This is what I'm fundamentally arguing against though. The card (or cards) you play don't matter. Why does 6 mana mean game over for aggressive strategies? When did that become a design principle of MTG? It's simply not part of the original game. This is a new concept that has been introduced to the game in the last 8 or 9 years.
Turns 2-5 should really determine the winner of most games. IMO at least. If you are the beatdown and you have established a really strong board presence and gotten into a winning position, there should be no card or combination of cards that cost 6 mana which should invalidate what happened on T2-T5.
I realize that many (most?) cube environments this simply isn't true, but that is the very crux of my argument.
I've played games where my opponent simply got a whole lot of momentum on me that by the time I got to that TC for U, it could have read "draw your entire library" and I still probably would have lost. That's an extreme scenario of course. Often times I have a card or two in my deck that could turn the tides, but this is where the 7 card dig on DTT is better than getting just 3 cards off the top from TC. And you pay for that with UU versus U.
Both DTT and TC are very powerful cards. Not arguing against that. They are also cards that very often pull me into blue. I can understand not wanting that effect in your cube too though.
err...I don't know if thats ever really been true. At the least I think its a lot more nuanced than focusing on 6 mana ETB monsters or planeswalkers. TC would be just as broken in 1994 as it is today, for the exact same reasons: it puts you ahead on both card advantage and tempo. That was always the strength of the card: the way it snowballed card advantage into board position, because you could cast the cards you found the turn you found them. That was the same power behind
ancestral recall, and being slightly more constricted in the way you can leverage it, turns out, does little to make it less awesome.

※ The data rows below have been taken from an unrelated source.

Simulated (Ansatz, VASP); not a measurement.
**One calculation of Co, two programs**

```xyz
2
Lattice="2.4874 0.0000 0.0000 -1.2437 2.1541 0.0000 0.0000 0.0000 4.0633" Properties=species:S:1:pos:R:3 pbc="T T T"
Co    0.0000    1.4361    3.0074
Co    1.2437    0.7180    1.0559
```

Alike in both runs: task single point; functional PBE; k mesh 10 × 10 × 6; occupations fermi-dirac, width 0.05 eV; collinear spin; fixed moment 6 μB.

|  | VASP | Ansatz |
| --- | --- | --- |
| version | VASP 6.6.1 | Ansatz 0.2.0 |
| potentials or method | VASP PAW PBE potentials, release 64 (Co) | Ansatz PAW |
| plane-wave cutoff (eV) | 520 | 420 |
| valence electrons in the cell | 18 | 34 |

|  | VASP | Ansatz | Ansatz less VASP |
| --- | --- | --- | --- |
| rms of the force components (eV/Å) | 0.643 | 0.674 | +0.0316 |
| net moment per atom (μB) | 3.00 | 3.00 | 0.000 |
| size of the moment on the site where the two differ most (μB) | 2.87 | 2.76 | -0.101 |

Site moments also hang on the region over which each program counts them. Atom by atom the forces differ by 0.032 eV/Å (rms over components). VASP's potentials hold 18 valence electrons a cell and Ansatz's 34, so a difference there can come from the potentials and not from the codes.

TC is kind of an interesting card in the sense it provides some good lessons in pitfalls of card design, as well as card evaluation. We know from the modern pro tour debacle that WOTC's testing is a bit inbred, in the sense that it focuses exclusively on standard, presuming that the natural high power of eternal formats will correct for any mistakes they make.
They were spectacularly wrong with both TC and DTT, as evidenced by the fact that those cards were hideously broken in literally every other single constructed format they were legal in, excepting for the one they were explicitly designed to be balanced for, and that reality should hang over the decision to run either card.
I don't want to come across as dog piling, but I feel that the defense of TC you are providing is almost satirical; as probably a very similar conversation occurred at some point during TC's development cycle, when people began to question whether it might be OP in eternal formats.
I also think your evaluation of the card is almost certainly off, even within the context of your own format.
People were rather slow to warm to it in pauper as well, making similar arguments, starting it out in U/R or UB decks designed to generate gy density, and it slowly crept into mono U delver, maybe supported by
thought scours, before people realized that it was just a good stuff card, that it needed no support, and that you were insane not to just run straight mono U delver with four copies.
Gush, a
free draw spell, couldn't compete in the
tempo deck for space, and never in its history could justify the full four slots that TC did easily with no support. Think about that.
That was a conclusion that took hundreds of people several months to slowly arrive at in a competitive setting. When I see a lone cube designer defending the card, it seems more probable to me that this is more the result of limited reps with the card due to how hard it is to format test (which lets admit, is a huge problem in terms of balancing we all face: we don't have dedicated test groups), and casual playgroups that will tolerate all sorts of format inbalance as long as they are having fun.